Go Ahead - Hit Your Brother

"Go Ahead - Hit Your Brother"

Yes – I actually said these words to my older son this week.  Now before you go all PC or DCF on me rest assured there is no toddler "fight club" working at our house. I think a bit of a current events lesson though , would be helpful to understand where this came from and what it means.

Having boys you expect loud, rambunctiousness. You expect games and racing around the house. And you expect fights. And even though they are still young, my boys are no different. They race cars through the living / dining room (the person who first designed open concept floor plans must have had lots of children who needed a space to work off their energy). They jump from the couch to the bean bag chair. They take toys away, and yes occasionally – oh honestly – frequently – they fight.

Now the fights of a 3 ½ and an almost 2 year old are not WWE worthy. They are not even local access worthy. Their fights predominantly involve the two of them pulling at the same toy and screaming “I had it first” or “It’s mine”. All very high drama, I expect Masterpiece to be calling for the rights any day. If it was not for their frequency it would all seem quite funny. We have tons of cars, trucks, and construction vehicles in the family fleet, but oh no – they only want what the other one has. We are trying to get them to buy into the rule of – if you put down toy A and pick up toy B – than toy A is open season for your brother to then use. The only total hands off items are personal blankets and a stuffed animal dog they each have (of course with the same name Milo).
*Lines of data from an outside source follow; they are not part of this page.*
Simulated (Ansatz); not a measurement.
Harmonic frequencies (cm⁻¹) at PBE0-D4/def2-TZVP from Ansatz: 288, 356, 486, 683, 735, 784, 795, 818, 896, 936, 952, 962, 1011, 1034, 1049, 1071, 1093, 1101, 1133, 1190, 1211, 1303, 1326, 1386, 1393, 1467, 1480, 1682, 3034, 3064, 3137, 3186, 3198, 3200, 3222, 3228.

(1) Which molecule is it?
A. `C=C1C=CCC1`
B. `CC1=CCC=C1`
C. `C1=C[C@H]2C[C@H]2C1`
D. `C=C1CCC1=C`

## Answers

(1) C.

When they actually fight, it is interesting to watch each one’s technique.  Will likes to lay on top of Matty and generally roll him flat.  Matty pushes and then lunges in for a bite.  Regardless of who is the aggressor someone is crying in about 30 second and one of us tall people is dragged into the arena to referee. 

 It is during the non-fight times when my words of wisdom were imparted to my older son.  In general, he is a great kid.  He is (not untypical for first borns) more rule bound and will toe the line as expected.  Matty the second born is the free spirit.  I (also being a second) cannot hold this against him, but wow – what a difference.  Matty pays no mind to the rules of the game or of the house. He is his own man – well his own toddler.  One game Matty really likes to play is “Hit my big brother on the head with something hard”.  Out of nowhere he seems to appear and wham – knocks Will on the head with a wood block, a car, or even a tub toy. In response, Will gets upset and often cries, he is a softer soul for sure. 

After watching this exchange go on and on, I decided it was time for a new approach. Reprimands and interventions with Matty have not worked and the behavior needs to stop. That is why I told Will, if Matty hits you like this – hit him back! When Will cries it just reinforces Matty to do it again so Will needs to stand up for himself and put an end to his little brother’s thrashings. Yes – it all sounds so old school, eye for an eye stuff. But let’s think of the bigger ramifications if the behavior goes unchecked.

1. Matty thinks he can just hit people? What happens when he starts doing this at school or with friends (they will hit him back harder)? How often will I be called into the principal’s office during his Kindergarten year as he tries to bully his way across the playground?
2. Will becomes a door matt. He needs to realize that he can (and should) defend himself at least a little bit. I’d hate to think of the self-esteem blow when it eventually sinks in “I let my little brother kick my a**”!

I have made it clear to Will he is not to hit first – or he will have me to answer to.
But if Matty is gung-ho enough to have a go at Will - then Will has my permission to say  “No thank you Matty” with which ever block is closest.